These functions return information about a file.
No permissions are required on the file itself, but in the case of
stat() and
lstat()
execute (search) permission is required on all of the directories in
path that lead to the file.
stat() stats the file pointed to by
path and fills in
buf.
lstat() is identical to
stat(), except that if
path is a symbolic link, then the link itself is stat-ed,
not the file that it refers to.
fstat() is identical to
stat(), except that the file to be stat-ed is specified by the file descriptor
filedes.
All of these system calls return a
stat structure, which contains the following fields:
struct stat {
dev_t st_dev; /* ID of device containing file */
ino_t st_ino; /* inode number */
mode_t st_mode; /* protection */
nlink_t st_nlink; /* number of hard links */
uid_t st_uid; /* user ID of owner */
gid_t st_gid; /* group ID of owner */
dev_t st_rdev; /* device ID (if special file) */
off_t st_size; /* total size, in bytes */
blksize_t st_blksize; /* blocksize for filesystem I/O */
blkcnt_t st_blocks; /* number of blocks allocated */
time_t st_atime; /* time of last access */
time_t st_mtime; /* time of last modification */
time_t st_ctime; /* time of last status change */
};
The
st_dev field describes the device on which this file resides.
The
st_rdev field describes the device that this file (inode) represents.
The
st_size field gives the size of the file (if it is a regular
file or a symbolic link) in bytes.
The size of a symlink is the length of the pathname
it contains, without a trailing null byte.
The
st_blocks field indicates the number of blocks allocated to the file, 512-byte units.
(This may be smaller than
st_size/512, for example, when the file has holes.)
The
st_blksize field gives the "preferred" blocksize for efficient file system I/O.
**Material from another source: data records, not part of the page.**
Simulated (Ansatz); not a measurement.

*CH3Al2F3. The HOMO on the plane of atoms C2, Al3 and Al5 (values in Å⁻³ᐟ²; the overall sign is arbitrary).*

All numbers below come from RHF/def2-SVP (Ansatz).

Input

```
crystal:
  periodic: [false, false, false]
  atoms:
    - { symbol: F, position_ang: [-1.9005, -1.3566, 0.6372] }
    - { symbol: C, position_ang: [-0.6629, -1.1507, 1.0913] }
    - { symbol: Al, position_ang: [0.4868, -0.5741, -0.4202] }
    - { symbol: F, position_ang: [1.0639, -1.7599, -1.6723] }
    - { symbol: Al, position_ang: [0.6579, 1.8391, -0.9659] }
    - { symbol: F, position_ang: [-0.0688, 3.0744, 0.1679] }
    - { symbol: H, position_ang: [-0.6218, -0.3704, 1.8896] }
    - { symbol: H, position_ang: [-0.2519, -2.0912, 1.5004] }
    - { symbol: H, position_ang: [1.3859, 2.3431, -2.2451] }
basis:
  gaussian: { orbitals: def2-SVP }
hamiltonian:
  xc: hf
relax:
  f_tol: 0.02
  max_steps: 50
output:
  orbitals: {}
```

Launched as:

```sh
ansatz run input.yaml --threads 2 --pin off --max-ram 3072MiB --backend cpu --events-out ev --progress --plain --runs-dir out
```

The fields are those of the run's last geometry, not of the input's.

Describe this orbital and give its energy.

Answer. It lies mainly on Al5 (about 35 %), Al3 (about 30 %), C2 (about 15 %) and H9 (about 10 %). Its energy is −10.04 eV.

(Writing to a file in smaller chunks may cause
an inefficient read-modify-rewrite.)
Not all of the Linux filesystems implement all of the time fields.
Some file system types allow mounting in such a way that file
accesses do not cause an update of the
st_atime field. (See noatime in
mount(8).)
The field
st_atime is changed by file accesses, e.g. by
execve(2),
mknod(2),
pipe(2),
utime(2)
and
read(2)
(of more than zero bytes). Other routines, like
mmap(2),
may or may not update
st_atime.
The field
st_mtime is changed by file modifications, e.g. by
mknod(2),
truncate(2),
utime(2)
and
write(2)
(of more than zero bytes).
Moreover,
st_mtime of a directory is changed by the creation or deletion of files
in that directory.
The
st_mtime field is
not changed for changes in owner, group, hard link count, or mode.
The field
st_ctime is changed by writing or by setting inode information
(i.e., owner, group, link count, mode, etc.).
The following POSIX macros are defined to check the file type using the
st_mode field:
|
|
S_ISREG(m)
|
is it a regular file?
|
|
S_ISDIR(m)
|
directory?
|
|
S_ISCHR(m)
|
character device?
|
|
S_ISBLK(m)
|
block device?
|
|
S_ISFIFO(m)
|
FIFO (named pipe)?
|
|
S_ISLNK(m)
|
symbolic link? (Not in POSIX.1-1996.)
|
|
S_ISSOCK(m)
|
socket? (Not in POSIX.1-1996.)
|
|
The following flags are defined for the
st_mode field:
| S_IFMT | 0170000 | bitmask for the file type bitfields |
| S_IFSOCK | 0140000 | socket |
| S_IFLNK | 0120000 | symbolic link |
| S_IFREG | 0100000 | regular file |
| S_IFBLK | 0060000 | block device |
| S_IFDIR | 0040000 | directory |
| S_IFCHR | 0020000 | character device |
| S_IFIFO | 0010000 | FIFO |
| S_ISUID | 0004000 | set UID bit |
| S_ISGID | 0002000 | set-group-ID bit (see below) |
| S_ISVTX | 0001000 | sticky bit (see below) |
| S_IRWXU | 00700 | mask for file owner permissions |
| S_IRUSR | 00400 | owner has read permission |
| S_IWUSR | 00200 | owner has write permission |
| S_IXUSR | 00100 | owner has execute permission |
| S_IRWXG | 00070 | mask for group permissions |
| S_IRGRP | 00040 | group has read permission |
| S_IWGRP | 00020 | group has write permission |
| S_IXGRP | 00010 | group has execute permission |
| S_IRWXO | 00007 | mask for permissions for others (not in group) |
| S_IROTH | 00004 | others have read permission |
| S_IWOTH | 00002 | others have write permission |
| S_IXOTH | 00001 | others have execute permission |
The set-group-ID bit (S_ISGID) has several special uses.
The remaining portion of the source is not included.